What we’re learning about hurricanes. And how societies handle them.
I’ve lived through impressive tropical storms, twice on sailboats safe in harbor, but I can’t really imagine a hurricane with 150 mph winds like Ida. That’s the business of coastal scientists, engineers and other experts. Here’s what they’re telling me:
- It might not always seem this way, but in the past few years the National Hurricane Center has notably upped its game for predicting storm tracks.
- Structural engineers can now simulate hurricane risks for each individual building in a region, by combining advanced storm simulations with machine learning tricks to predict each building’s shape and strength. Coastal Louisiana, appropriately enough, is one testbed for this NSF-funded open collaboration.
- The lamentable history of New Orleans before and after Hurricane Katrina is beautifully described in Andy Horowitz’s Katrina. Once again Hurricane Ida is highlighting society’s lack of interest in guarding the vulnerable, while maintaining systemic foulups like police focused on protecting property rather than people.
- The rebuilt New Orleans levee system “is less ambitious than the one Louisianans lobbied for after Katrina, and the protection it offers grows weaker every day, as the wetlands that buffer the city from the Gulf of Mexico get wetter,” as Horowitz wrote in the New York Times. “But it kept the Gulf of Mexico out of the city, which was its job.”
- That was a straightforward goal for the Army Corps of Engineer’s $15-billion New Orleans levee project. Achievable goals may be far less clear for megaprojects under consideration for other U.S. cities. Case in point, Miami just turned thumbs down on a Corps plan built on a massive seawall.
- Miami is among the urban areas hoping to adopt “nature-based systems” (oyster reefs, salt marshes, sea grass meadows, mangroves… ) as part of their resiliency efforts. NBS is a big theme in the Texas coastal spine proposal, centered not just on enormous sea gates but on miles of sand dunes. As with traditional gray engineering, NBS measures have strengths and weaknesses; salt marshes retain no magic if they’re buried under a surge of seawater.

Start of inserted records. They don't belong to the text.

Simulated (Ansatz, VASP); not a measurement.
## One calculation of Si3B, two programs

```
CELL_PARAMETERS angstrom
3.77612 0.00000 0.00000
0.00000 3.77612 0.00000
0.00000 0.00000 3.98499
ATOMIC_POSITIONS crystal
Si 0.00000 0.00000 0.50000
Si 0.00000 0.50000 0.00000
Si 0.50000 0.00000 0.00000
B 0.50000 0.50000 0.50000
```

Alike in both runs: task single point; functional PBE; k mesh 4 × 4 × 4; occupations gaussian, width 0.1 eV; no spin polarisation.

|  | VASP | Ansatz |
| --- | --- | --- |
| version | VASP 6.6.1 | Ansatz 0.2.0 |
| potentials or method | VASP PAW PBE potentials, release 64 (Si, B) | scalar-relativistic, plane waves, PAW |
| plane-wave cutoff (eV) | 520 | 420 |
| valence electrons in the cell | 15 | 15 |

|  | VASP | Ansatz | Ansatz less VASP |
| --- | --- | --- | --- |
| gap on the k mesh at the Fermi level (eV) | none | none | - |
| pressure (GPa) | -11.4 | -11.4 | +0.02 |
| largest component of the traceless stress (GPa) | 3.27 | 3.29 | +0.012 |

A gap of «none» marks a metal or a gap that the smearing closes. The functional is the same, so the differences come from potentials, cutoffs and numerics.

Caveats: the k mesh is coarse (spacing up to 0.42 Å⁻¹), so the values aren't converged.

- There remains the little problem of paying for coastal adaptation measures–ideally, before disasters hit. Boston, which is doing a commendable job of planning for climate change, is among the cities puzzling to find the vastly greater sums needed for actual construction.
- Traditional benefit/cost analyses for such projects that consider only financial factors “might lead a government to protect only the parts of a city that contain high-value properties while dismissing parts of a community where less advantaged people live,” notes a National Academies report on localized climate action.
- There’s much talk about “managed retreat” from endangered coastal sites but so far this radical step is taken only when there is no choice at all. “There are reasons people live where they live,” as one prominent engineer pointed out to me.
- Hurricanes can rip away the accoutrements of civilization over surprisingly huge areas–for instance, Ida killed more people in the Big Apple than the Big Easy. But with the huge exception of rainfall, the worst structural damage is usually highly localized. Properly designed and constructed buildings often survive hurricanes surprisingly well, and the big problem for their occupants becomes waiting for restored power, water, roads and other lifelines.